Sir Geoffrey dissents
I have seen a number of reports describing the budget which I presented [in March] as "deflationary." Indeed, some have suggested that we are repeating the mistakes of the 1930s in the reducing the government's deficit at a time of already severe recession.
I do not accept this analysis at all. I suspect it is based on consideration of the budget's tax increases in isolation. It ignores the overall fiscal changes, including expenditure increases due to the recession, and completely fails to take account of our overall economic strategy.
We came to office at a time when the British economy had been declining for many years relative to the other industrial economies, with both inflation and unemployment on a rising trend over a period of years. We had to tackle long-standing and deep-seated problems. But we recognized -- unlike some of our predecessors -- that the power of government to secure economic success was limited.

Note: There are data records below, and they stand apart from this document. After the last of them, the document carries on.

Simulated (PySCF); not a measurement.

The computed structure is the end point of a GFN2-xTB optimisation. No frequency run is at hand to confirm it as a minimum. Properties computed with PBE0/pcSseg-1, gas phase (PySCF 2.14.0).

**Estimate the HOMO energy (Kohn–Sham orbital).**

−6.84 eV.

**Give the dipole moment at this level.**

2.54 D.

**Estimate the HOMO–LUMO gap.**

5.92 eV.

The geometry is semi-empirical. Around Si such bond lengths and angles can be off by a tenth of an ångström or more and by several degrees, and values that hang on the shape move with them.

Our strategy was therefore to create the right conditions for a return to steady growth. First, inflation had to be controlled. Second, the supply side of the economy had to be improved by reducing the burden represented by the public sector and by removing unnecessary controls. We have made good progress in both.
The British economy has shown a chronic tendency to experience higher inflation rates than most other industrialized countrieS. This means we must put the defeat of inflation first, ahead even of the important goal of reducing the burdent of taxation on the supply side of the economy.
It would be criminal to slacken off at this stage, despite the high level of unemployment -- which has arisen partly from the world recession and the oil price-rise and partly from excessive increases in UK wages. The budget measures were part of a medium-term strategy. They were designed to consolidate our success in reducing the inflation rate. That is the context in which they should be seen.
The tax increases also have to be set alongside our expenditure decisions. Last year we made plans which allowed for a fiscal deficit in 1981-82 of L7.5 billion. This year we have raised that to L10.5 billion. The additional L3 billion reflects the effect of the recession on spending and taxation. There is nothing deflationary about that.
What I did do, faced with the prospect of a deficit of about L14 billion on unchanged tax rates, was to take sensible action to bring it down to L10.5 billion. Not to have done so, or still more to have expanded the growing requirement, as some have suggested, would have prevented us from cutting interest rates and risked reversing our successes against inflation.
Our main weapon in the fight against inflation remains sustained control of monetary growth -- whose importance is of course widely recognized in the US and almost everywhere in the world except in certain British universities. Over the last few months, recorded monetary growth has slowed, a we predicted lat autumn. This has enabled us to reduce interest rates, which are now lower in the United States.
As for public expenditure, despite difficulties, we have also achieved a lot. We have set ourselves a more ambitious objective than most countries: we plan a lower volume of spending at the end of this Parliament than we had at the beginning. We have made a lot of progress. Total public expenditure this year will be some 5 percent below the level planned by the previous administration.
This will help us continue the task of reducing the burden of direct taxation. In my first budget I reduced the standard rate of income tax, reduced the maximum marginal rate of earnings from 83 percent to 60 percent, and uprated the thresholds at which tax becomes payable at the various rates by anything from 18 percent to 50 percent. Last year I increased allowances by about 18 percent. I was not able to increase them again this year, but the rates of income tax have n ot been increased either.